Skip to content

Compute Cluster

Overview

A compute cluster is a Kubernetes cluster that forms the data plane for GenAI and serverless inference workloads. Multiple models can be deployed and operated concurrently on a compute cluster.

The compute cluster is imported into the system using a generated bootstrap YAML configuration, which initializes all required GenAI and serverless inference components.

Lifecycle management of the underlying Kubernetes cluster and associated infrastructure is not handled by the GenAI or serverless inference solution and must be managed independently.
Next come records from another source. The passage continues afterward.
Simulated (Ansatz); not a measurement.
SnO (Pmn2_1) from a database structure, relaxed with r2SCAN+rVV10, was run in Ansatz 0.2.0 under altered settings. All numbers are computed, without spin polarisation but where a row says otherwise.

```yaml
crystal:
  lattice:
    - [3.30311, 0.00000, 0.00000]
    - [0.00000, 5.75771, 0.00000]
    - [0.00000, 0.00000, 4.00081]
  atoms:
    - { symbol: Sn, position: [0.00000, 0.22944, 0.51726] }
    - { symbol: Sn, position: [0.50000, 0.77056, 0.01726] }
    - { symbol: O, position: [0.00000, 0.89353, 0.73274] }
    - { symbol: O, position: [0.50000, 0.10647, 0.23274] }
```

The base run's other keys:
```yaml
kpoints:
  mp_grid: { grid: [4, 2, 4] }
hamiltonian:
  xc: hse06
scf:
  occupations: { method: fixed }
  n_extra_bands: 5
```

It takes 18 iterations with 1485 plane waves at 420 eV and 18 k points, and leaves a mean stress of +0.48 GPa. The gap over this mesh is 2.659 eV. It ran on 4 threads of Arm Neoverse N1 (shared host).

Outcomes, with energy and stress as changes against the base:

The data plane works on CNCF-conformant Kubernetes clusters and has been extensively validated with MKS Kubernetes clusters.

Compute cluster initialization for GenAI workloads is currently supported only on MKS clusters. Enablement for additional cluster types is planned in future releases.


Prerequisites

Before initializing a compute cluster, the following conditions must be met on the target Kubernetes cluster:

Cluster Connectivity

  • The cluster must be connected to the controller.

GPU Enablement

  • Worker nodes must be GPU-backed.
  • A GPU blueprint must be applied so that the NVIDIA GPU Operator is deployed.

The following pods must be in a Running state in the gpu-operator namespace:

  • gpu-feature-discovery-*
  • nvidia-container-toolkit-daemonset-*
  • nvidia-cuda-validator-*
  • nvidia-dcgm-exporter-*
  • nvidia-device-plugin-daemonset-*
  • nvidia-operator-validator-*

Storage Backend

At least one of the following storage solutions must be running on GPU-backed nodes: - Rook Ceph - OpenEBS

Once these prerequisites are met, the compute cluster can be initialized.


Add a Compute Cluster

  1. Navigate to Operations Console → GenAI → Compute Clusters
  2. Click New Compute Cluster
  3. Enter a Name and an optional Description
  4. Keep the Type set to Import
  5. Select Save Changes

Create Compute

Saving the configuration creates the compute cluster entry and sets the status to Waiting for initialization. A Download YAML Config option is displayed along with a kubectl apply command.

Example:

kubectl apply -f <compute-name>-compute-bootstrap.yaml

Bootstrap YAML


Bootstrap YAML Initialization

Applying the bootstrap YAML on the target Kubernetes cluster initializes the compute cluster and deploys all required GenAI and serverless inference components.

Initialization begins with the gaap-syncer, which sequentially brings up the remaining services.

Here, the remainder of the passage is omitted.